Attendees of Cochise College’s 54th commencement in May were among the last to see the Douglas Campus Student Union in all of its shabby chic glory. The college this summer is modernizing the union and the art program facilities to create more inspiring learning and living space for students.
Gone from the Student Union, first built in the 1960s and remodeled a few times since, is the track mounted accordion curtain that legions of employees and students have struggled to open and close when attending functions in a cordoned-off space in the cafeteria. Also gone are the disco balls, the decade of origin you can probably guess, though they’ve been used occasionally at various functions in recent years.
Hopefully, the environment that will be in place when students arrive for the fall semester will help them and alumni to overlook the loss of the vintage digs in which memories were made. Renovation of the Que Pas snack bar constituted Phase 1 of the complex Student Union remodel. The Que Pas no longer serves food but still is a student hangout, with tables for dining or study, billiards and ping pong tables, and access to the porch to be modernized in the future. Further into the building will be a convenience store where students can pick up snacks, toiletries and other small items, and a community room/classroom that can seat up to 80-100 people. The flow of the serving and payment area will change somewhat, and there will be new kitchen and serving equipment (and the return of a soft-serve ice cream machine!). The kitchen floor is now coated in slip-resistant Granite Grip. The dining area includes storage for tables and chairs that used to be stacked in a corner, and it will have new paint, carpet, window coverings and LED lights. The restrooms have been remodeled. Under the floors and behind the walls are new pipes and wiring. I’m pleased to report that the distinctive brick arches in the Que Pas and the two nearby fireplaces with their shiny copper hoods remain.
Though the Student Union space most recently used as an art gallery is smaller, the college has made new investments in the art instruction areas in the 1900 Building, previously a metal butler building that was still occupied though it long ago reached the end of its useful life, and the 2200 Building, which opened about 10 years ago to welding, arts and agriculture.

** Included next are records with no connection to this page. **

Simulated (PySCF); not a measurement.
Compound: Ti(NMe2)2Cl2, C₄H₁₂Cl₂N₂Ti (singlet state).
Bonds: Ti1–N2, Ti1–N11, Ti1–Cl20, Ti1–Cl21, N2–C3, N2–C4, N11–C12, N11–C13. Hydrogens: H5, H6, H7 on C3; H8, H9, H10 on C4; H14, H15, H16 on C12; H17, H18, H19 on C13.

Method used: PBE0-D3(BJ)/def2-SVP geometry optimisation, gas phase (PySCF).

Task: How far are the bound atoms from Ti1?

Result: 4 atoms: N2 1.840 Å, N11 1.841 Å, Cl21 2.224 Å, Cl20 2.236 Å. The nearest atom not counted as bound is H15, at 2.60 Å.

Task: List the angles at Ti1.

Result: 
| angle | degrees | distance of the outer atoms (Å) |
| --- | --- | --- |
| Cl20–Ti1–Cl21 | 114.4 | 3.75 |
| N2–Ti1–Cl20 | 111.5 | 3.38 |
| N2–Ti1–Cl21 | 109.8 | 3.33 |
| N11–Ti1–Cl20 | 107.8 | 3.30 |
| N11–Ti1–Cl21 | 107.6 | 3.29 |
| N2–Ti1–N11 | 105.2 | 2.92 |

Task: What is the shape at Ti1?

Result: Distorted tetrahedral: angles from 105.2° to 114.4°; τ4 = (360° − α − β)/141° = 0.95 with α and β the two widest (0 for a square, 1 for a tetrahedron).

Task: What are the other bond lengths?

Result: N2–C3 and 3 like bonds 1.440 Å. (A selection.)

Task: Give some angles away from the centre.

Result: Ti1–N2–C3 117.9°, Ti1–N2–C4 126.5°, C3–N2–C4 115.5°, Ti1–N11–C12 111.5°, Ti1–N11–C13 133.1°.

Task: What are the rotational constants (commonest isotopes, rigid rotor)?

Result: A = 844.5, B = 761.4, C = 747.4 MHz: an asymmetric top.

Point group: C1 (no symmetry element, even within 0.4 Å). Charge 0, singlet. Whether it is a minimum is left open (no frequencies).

The north side of the 1900 Building, which some might remember as an agriculture classroom, is being demolished. The south side, most recently used as a somewhat meandering indoor/outdoor art learning space, is being reroofed and converted into an airy 3,000-square-foot outdoor kiln area that will include three electric and two gas kilns. Students will have easy access to new art classrooms just steps away in the 2200 building. An outdoor fabrication area was enclosed to create a 2D art classroom for 24, a clay room, a glaze room and two additional art classrooms with plenty of storage space. The ceramics classrooms are intended to help mitigate dust that can impact a student’s final product. The space incorporates an open design and plenty of natural light, and an outdoor area that has been prone to flooding is being regraded.
We are fortunate to have a very dedicated and knowledgeable facilities, maintenance and custodial staff to help with these projects. I can’t name them all but want to extend sincere thanks to every employee, contractor and inmate laborer who is going above and beyond to turn these projects into reality, as well as to those who will accommodate student needs until the projects are complete. You are proud of this institution and it shows.